Sunday, March 01, 2020

Free buses?

One thing that is absolutely clear in the battle against congestion and pollution is that modal shift away from the private car is essential.

The fundamental issue is space-efficiency. Cars are horrendously inefficient users of the precious limited space available in urban environments. It doesn't really matter what alternative mode is used - whether walking, cycling, bus, tram, or train - changing the mode is always a big win. No, self driving cars don't help, and may make matters worse. Electric cars don't help either, you still have to get the power from somewhere, and they still have significant particulate emissions.

For larger cities, trams or rail are key. There's still work to do to drive the cost down in smaller towns and cities, but things running on rail solve the particulate emissions problem. The problem is that, while efficient, they provide more transport capacity than smaller conurbations can take advantage of. In addition, it takes years to develop a rail network.

Which leaves buses. Not ideal in the long term, but available right now. How do we get people to move onto buses - and drive up ridership on public transport to justify investment in better solutions?

What about making public transport free? After all, Luxembourg has done it. Clearly adds to the attractiveness, but can we afford it?

Consider Cambridge. The city has a population of about 125,000; with the surrounding area we might consider a quarter of a million people are in scope.

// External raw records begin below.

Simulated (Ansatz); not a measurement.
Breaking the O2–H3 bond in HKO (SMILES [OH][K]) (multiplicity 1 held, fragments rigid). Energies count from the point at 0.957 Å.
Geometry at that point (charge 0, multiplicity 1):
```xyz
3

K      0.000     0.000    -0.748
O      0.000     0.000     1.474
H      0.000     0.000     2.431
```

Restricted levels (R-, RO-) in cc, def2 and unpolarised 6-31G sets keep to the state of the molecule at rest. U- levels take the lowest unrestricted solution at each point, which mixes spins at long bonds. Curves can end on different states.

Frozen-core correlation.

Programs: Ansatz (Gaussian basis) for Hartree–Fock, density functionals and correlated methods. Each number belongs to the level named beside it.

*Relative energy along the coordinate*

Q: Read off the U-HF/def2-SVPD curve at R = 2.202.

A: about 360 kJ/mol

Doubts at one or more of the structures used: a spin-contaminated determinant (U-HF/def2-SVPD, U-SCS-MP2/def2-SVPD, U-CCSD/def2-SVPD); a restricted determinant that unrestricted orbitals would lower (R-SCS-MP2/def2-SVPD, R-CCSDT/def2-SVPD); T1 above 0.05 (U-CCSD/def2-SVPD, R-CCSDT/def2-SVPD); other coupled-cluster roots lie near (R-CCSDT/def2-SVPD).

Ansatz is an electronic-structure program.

Giving that many people free public transport will cost a fortune, and we can't possible afford it. Correct?

Not so fast. The MegaRider ticket is £15 for 7 days travel. Let's round that and say it's £2 per person per day. That's a charge at which the current bus service is profitable.

What's a reasonable estimate of the number of users? Not the whole quarter of a million. Pensioners already have bus passes. Some walk, some cycle, some are already close enough to a railway station. Some, for work purposes or for special needs, will be unable to use public transport. Let's say we're targetting 100,000 people 5 days a week. That's £1million a week, or £50 million a year.

OK, that's a fair amount of money to you or me. But the CAM project (Cambridge Autonomous Metro) is talking about an eye-watering cost that may reach £4billion. Instead of funding CAM, we could fund free bus travel for everyone in Cambridge for 80 years. The Greater Cambridge Partnership was talking about a £1billion investment for the City Deal. The recent A14 "upgrade" was over £1billion.

In those terms - and in terms of many of the other projects being proposed - funding free bus travel is a bargain.

We're not done yet.

Increased ridership means fuller buses, so utilization goes up. So the cost per journey goes down.

Increased ridership justifies a denser mesh with more routes, leading to greater efficiency, driving down unit costs.

Modal shift reduces congestion, cutting journey times, so you don't need as many vehicles or as many drivers to provide the same service, driving down costs even further.

Not charging means a massive reduction in boarding times, which as I've talked about before is a major contributor to delays and inefficiency.

It's not hard, within the city, to see journey times cut in half through this process. And maybe utilization can almost double. Which means that the actual cost goes from £50million a year to £20million a year. The CAM could fund that for 2 centuries.

And that's the fundamental thing. Pretty much every single transport project currently being floated costs more - often many times more - than simply making buses free. There's a downside here - providing free buses may be sufficiently successful in the short term that it could kill off the prospects for the better long term projects. But it gives us the breathing space to develop the better solutions without destroying our cities and the planet in the meantime.

And that's only covered the direct costs, ignoring the indirect benefits such as: reduced journey times and increased productivity; decreased pollution and better health giving savings for the NHS; cleaer street and a better public realm; and so on.

Perhaps we should be asking not whether we can afford to do this, but whether we can afford not to.